At the beginning of November, the International Consortium of Investigative Journalists (ICIJ) disclosed the results of its investigation into corporate taxation in Luxembourg (Leaked Documents Expose Global Companies' Secret Tax Deals in Luxembourg).1 ICIJ claims that billions of Euros in taxes for cash-strapped governments in Europe have been forgone and Luxembourg might have given favorable tax treatment to more than 300 multinational companies. In an unusual move, the new European Commissioner for Competition Margrethe Vestager responded on the same day by issuing a public statement to confirm that the Commission is already investigating whether certain tax rulings adopted by some Member States are in compliance with EU state aid rules. With particular regard to Luxembourg, there are already two EU probes open and they intend to take a close look at the published documents. This could lead to the opening of more state aid investigations and more multinational companies might be caught by investigations into selective tax breaks by governments throughout Europe.

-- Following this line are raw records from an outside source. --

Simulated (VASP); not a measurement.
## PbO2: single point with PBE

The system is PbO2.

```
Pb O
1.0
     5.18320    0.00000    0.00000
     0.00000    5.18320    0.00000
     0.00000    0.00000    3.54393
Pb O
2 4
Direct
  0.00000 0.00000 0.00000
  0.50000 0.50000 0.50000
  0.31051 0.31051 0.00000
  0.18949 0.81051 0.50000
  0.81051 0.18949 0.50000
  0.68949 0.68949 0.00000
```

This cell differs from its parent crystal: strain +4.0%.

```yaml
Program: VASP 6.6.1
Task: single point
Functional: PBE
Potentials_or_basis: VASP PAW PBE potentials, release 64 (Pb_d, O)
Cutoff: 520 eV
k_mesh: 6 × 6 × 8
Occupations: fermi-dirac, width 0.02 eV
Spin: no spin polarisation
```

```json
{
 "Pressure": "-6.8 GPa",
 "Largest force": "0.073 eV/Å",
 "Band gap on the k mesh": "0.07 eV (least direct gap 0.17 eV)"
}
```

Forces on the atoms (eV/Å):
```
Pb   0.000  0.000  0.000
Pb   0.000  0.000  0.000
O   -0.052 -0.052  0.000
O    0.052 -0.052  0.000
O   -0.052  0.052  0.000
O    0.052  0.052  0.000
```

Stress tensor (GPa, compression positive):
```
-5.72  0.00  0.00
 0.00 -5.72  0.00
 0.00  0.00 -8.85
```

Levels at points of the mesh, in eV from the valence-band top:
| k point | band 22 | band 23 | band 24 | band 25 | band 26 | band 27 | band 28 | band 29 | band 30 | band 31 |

According to the documents made public by ICIJ, hundreds of multinational companies have been able to substantially reduce their tax exposure by forming Luxembourg entities that earn large profits through transfer pricing and other tax structuring, after receiving favorable tax rulings from the national authorities. Tax rulings are decisions through which national authorities confirm the conformity with legal rules of company-specific tax structures presented by multinational companies and their tax advisors.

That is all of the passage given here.